When Lemurs attack: Sioux City edition
Several Sioux City residents have filed suit against the city in an attempt to keep their dogs, all declared vicious, from being euthanized.
This is new. Although people have owned dogs for as long as there’s been a Sioux City, those involved say they can’t remember anyone actually filing suit to save their dogs.
We asked the Siouxland District Health Department for dog-bite data in order to make sure this wasn’t due to an increase in the number of dog bites.
It wasn’t, but the data did have a few surprises.
In addition to tracking bites from typical suspects (dogs and cats), Siouxland District Health also lists other animals that bite.

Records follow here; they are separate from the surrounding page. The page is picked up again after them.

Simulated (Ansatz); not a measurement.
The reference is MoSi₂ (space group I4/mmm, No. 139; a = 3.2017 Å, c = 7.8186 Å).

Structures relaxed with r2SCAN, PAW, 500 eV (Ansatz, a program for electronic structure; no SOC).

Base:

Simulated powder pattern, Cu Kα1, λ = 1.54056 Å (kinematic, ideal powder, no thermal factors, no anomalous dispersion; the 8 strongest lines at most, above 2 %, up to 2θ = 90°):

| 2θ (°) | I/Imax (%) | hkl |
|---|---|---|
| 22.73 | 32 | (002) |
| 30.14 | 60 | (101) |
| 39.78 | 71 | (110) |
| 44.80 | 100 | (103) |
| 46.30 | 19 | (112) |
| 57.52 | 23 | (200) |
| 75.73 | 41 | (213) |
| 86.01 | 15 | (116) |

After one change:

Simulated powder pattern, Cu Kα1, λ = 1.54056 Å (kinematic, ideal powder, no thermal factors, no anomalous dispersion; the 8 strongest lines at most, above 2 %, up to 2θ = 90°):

Usually, this includes bats, squirrels, raccoons, gerbils, hamsters, rats, rabbits, and maybe a mouse or two.
Or a lemur.
That’s right, someone in Sioux City reported getting bit by a lemur.
I only know two things about lemurs. First, they are adorable. Two, they are from Madagascar – not Iowa.
Details are sketchy, but Siouxland District Health’s Chuck Cipperley said it happened this summer while at an exotic animal show.
“It was just a baby lemur,” Cipperley said. “I had to go to the internet to see what it looked like, too.”
A company from Nebraska was showing a baby lemur to spectators when the furry little creature hopped out of its handler’s arms.
“It just jumped down and they thought maybe it touched somebody’s hand,” Cipperley said.
Although the animal didn’t outright attack somebody, officials thought it would be best to quarantine the lemur just to be on the safe side.
It cleared the required 10-day quarantine without any problems and, presumably, went back to Nebraska without incident.
But not before going down in the record books as the first recorded lemur bite in Sioux City’s history.